The talk was based on the current challenges facing Lake Turkana, the largest desert lake in the world including climatic changes, dam construction, oil exploration and resource use conflicts. The consequences of these challenges are hunger among the fisherfolks who depend on the lake resources for nutritious fish. The presentation proposed actionable recommendations e.g. enhanced transboundary consultations between Kenya and Ethiopia, increased awareness creation through sharing of best practices and economic and cultural valuation of the uniques natural resources in the region.
This was the first SIAL meeting to be held in Africa at the shores of Lake Victoria. The conference participants celebrated SIAL's 25th Anniversary and made plans towards the future.

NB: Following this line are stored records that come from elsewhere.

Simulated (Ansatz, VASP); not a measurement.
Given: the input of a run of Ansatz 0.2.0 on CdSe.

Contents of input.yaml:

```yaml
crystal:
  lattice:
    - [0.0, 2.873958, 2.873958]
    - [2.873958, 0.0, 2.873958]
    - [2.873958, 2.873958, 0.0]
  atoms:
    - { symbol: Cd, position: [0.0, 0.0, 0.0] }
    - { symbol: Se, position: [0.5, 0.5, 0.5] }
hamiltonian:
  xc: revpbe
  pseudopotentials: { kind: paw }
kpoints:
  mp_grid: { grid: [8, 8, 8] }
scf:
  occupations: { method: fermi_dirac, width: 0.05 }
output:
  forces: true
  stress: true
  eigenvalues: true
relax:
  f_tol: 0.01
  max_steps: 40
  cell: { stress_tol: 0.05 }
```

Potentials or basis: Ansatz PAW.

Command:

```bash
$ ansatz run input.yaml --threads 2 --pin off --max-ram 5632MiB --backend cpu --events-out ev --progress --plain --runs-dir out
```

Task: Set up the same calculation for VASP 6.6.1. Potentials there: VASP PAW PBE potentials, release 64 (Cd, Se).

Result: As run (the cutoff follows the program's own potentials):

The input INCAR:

Kevin Obiero is in possession of a M.Sc. Degree in Fisheries and Aquatic Sciences from Moi University (currently University of Eldoret) specialising in Aquatic Sciences and Aquaculture. He is currently pursuing his PhD studies at BOKU University, focusing on the role of extension systems in innovating aquaculture in Kenya, within the framework of the STRECAFISH project. Prior to starting his PhD research, Kevin was working as a research scientist at Kenya Marine and Fisheries Research Institute (KMFRI), based at Sangoro Aquaculture Research Station, where he is in charge of research programmes. To upgrade his skills and professional experience, Kevin has attended several short courses and training programmes at international level including; Agriculture in Transition at Wageningen University, Fish Base and Fish Taxonomy Training at Royal Museum of Central Africa, Belgium, and Scientific Academic Exchange Programme at Nagasaki University, Japan.